What then are your Springfield Armory, your Paixhans, and even your floating walls of wood, to the arms and munitions of war strown about this quiet farm? What shields and helmets! what coats of mail and disguises! what broadswords and rapiers! what signals and war-cries! what prowess and stratagem are here! In the grass, the bushes the earth; on trees, fences, every where! Who will not say, that in comparison with "OUR DEFENCES," all the devices of your cunning workers in iron and in steel, are children's idle toys!

Digging for a Subject.

DON'T say a word till I'm done. You'll waste an invoice of indignation that were better saved, if you do; and besides, it wouldn't be "manners." I am no resurrectionist; and if I do dig for a "subject," I don't find it in a cemetery nor put it in a sack, but just take the head-mind! the head-as Herodias did, and serve it up, not on a platter, but on a paper, as Herodias didn't. Taking a hoe this morning, (could

find no spade but the ace,) I exhumed a TOADESS, perhaps a widow, living all by herself, in underground lodgings, as widows have done, and will do, again and again, till there is no such thing as widowdom in the world. She had two nice little apartments, but not much to speak of in the way of furniture. I confess to a twinge or two, after the mischief was done; but Sir Christopher Wren could not have restored the structure, so I concluded to “sin no more," took the hoe "trail arms," and returned penitent.

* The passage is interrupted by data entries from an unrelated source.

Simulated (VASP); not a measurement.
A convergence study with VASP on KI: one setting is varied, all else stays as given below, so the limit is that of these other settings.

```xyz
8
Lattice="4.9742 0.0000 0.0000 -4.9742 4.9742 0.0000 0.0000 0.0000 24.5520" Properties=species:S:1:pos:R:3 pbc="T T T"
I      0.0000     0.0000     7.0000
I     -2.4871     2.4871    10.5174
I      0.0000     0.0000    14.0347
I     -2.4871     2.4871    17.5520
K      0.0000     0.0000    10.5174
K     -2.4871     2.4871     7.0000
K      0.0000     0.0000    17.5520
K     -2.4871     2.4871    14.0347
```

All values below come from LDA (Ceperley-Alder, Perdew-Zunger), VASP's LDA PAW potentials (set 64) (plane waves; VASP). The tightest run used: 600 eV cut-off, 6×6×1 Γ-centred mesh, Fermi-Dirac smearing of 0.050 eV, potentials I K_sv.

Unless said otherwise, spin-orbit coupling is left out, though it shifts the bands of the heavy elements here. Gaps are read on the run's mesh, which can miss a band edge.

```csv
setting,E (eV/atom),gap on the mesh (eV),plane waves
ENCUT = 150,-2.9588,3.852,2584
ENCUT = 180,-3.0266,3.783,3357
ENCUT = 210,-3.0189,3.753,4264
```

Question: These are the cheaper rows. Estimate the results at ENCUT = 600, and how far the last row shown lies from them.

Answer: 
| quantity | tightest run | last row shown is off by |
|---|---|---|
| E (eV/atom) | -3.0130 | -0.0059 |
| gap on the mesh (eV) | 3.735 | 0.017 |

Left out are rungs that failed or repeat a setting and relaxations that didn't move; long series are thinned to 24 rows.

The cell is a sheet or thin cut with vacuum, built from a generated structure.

You read History? Oh, of course! but I don't mean Gibbon, or Hume or Bancroft; nothing bound in calf or Turkey, that one reads between naps, lying along sofas; that reviewers take as texts for their learning, and every body grows wise over. Oh, no! But such history as you dig out with a hoe, throw out with a shovel, pry out with a lever, cut out with an axe, watch for in the woods, or climb after in the mountains. Loose leaves of great, unbound volumes, lying about this earth; sometimes packed away, and sometimes fluttering in the wind; volumes bearing the imprint of the Almighty; leaves damp from the press of Creation; lithographs older than the rock of Plymouth; paintings newer than June roses.